Mollie Lyman’s teaching methods were almost as memorable as she was. An art teacher for more than 30 years in Atlanta, Lyman wanted people to experience art in many different ways.

“Her teaching was very adventurous,” said Clark Poling, art history professor emeritus at Emory University. “She used interesting materials. One of the things that stand out most to me was the body prints she had her students do.”

Inspired in part by a contemporary French artist, Lyman had students return to their living quarters, disrobe, put ink on their bodies and press themselves against a large piece of paper. They brought those imprints back to class, and she would show them other things that could be done with the piece, he said.

“That is just one example of the adventurous methods she used,” Poling said.

Julia Fenton, a friend of more than 30 years, said Lyman was “a true force of nature.”

“She had a very dynamic personality, she had an elegant and striking way of dressing and she was the kind of person, when she entered a room, you knew it,” Fenton said.

When Lyman retired from teaching, she decided to move to New York and enjoy the art scene, said her daughter Francesca Lyman of Kirkland, Wash.

“She had a dream, when she graduated from college,” Lyman said of her mother’s relocation. “It is the center of the art world, and she really wanted to be part of the international art scene.”

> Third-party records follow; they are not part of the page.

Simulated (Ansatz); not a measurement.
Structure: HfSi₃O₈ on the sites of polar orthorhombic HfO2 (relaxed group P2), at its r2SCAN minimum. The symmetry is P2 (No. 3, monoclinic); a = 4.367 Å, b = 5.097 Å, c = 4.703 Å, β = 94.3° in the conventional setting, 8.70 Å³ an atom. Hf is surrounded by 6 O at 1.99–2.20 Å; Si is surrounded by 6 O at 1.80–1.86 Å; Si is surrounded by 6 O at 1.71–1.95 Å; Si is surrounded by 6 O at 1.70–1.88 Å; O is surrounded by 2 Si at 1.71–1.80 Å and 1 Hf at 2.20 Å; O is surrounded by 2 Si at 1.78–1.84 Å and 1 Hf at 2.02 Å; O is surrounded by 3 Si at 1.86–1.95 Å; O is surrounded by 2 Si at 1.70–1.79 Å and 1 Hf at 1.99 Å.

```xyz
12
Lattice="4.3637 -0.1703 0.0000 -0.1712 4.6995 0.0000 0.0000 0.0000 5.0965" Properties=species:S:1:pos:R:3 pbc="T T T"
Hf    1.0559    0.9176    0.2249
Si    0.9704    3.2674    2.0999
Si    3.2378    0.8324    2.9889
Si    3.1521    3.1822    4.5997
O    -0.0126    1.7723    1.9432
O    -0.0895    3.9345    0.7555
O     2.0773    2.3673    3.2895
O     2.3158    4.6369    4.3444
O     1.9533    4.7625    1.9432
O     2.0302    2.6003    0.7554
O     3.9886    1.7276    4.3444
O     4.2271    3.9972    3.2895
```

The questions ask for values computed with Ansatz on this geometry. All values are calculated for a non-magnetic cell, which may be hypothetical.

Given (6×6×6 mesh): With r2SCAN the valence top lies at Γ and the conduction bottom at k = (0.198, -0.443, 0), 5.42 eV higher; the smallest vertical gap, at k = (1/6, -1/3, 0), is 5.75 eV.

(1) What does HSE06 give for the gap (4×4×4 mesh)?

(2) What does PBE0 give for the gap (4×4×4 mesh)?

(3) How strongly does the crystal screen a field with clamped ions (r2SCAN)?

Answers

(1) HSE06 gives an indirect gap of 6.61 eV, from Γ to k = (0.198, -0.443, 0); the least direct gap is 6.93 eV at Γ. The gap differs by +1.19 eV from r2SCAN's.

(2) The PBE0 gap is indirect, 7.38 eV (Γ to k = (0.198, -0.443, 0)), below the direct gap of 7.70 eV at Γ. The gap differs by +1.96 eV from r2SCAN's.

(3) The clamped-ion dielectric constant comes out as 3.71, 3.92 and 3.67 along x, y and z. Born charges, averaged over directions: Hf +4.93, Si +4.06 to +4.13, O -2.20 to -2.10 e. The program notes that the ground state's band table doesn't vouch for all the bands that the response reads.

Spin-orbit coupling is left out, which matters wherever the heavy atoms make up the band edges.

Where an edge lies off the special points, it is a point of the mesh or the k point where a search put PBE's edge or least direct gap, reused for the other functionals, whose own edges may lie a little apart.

Mollie Michala Lyman stayed in New York until 2007, when she moved to Chicago to live near one of her daughters. She died April 13 after a period of declining health. She was 87.

A memorial service is planned for 2 p.m. Saturday at First Existentialist Congregation, Atlanta. The body was cremated by Drechsler, Brown & Williams Funeral Home, Oak Park, Ill.

A native of Chicago, Lyman came to Atlanta in 1967 when her husband, Thomas W. Lyman, took a job as an art history professor at Emory. The Lymans were married for more than 40 years at the time of Tom Lyman’s death in 1992. One of the couple’s daughters, Marea Lyman Thomas, died in 2012.

Using her master of fine arts degree, Mollie Lyman taught at Emory’s art department and the Atlanta College of Art. A mother of six, Lyman did not conform to what society may have expected of her. She worked as a model, but did not feel her career options were limited to displaying her physical beauty, her daughter said.

“She felt that fine arts, teaching people to understand the importance of the arts, the importance of personal expression and the importance of understanding the role of art in life were the important things,” Lyman said of her mother. “The importance of artists, painters, sculptors, ceramicists and print makers, and those people who devote their lives to reaching deep into their heart to understand what is really important in life … that was what was important to her.”

In addition to her daughter, Lyman is survived by three additional daughters, Mela Lyman of Cambridge, Mass., Stephany Lyman of New Orleans, and Sophia Lyman of Oak Park, Ill; a son, Michael N. Lyman of Atlanta; and seven grandchildren.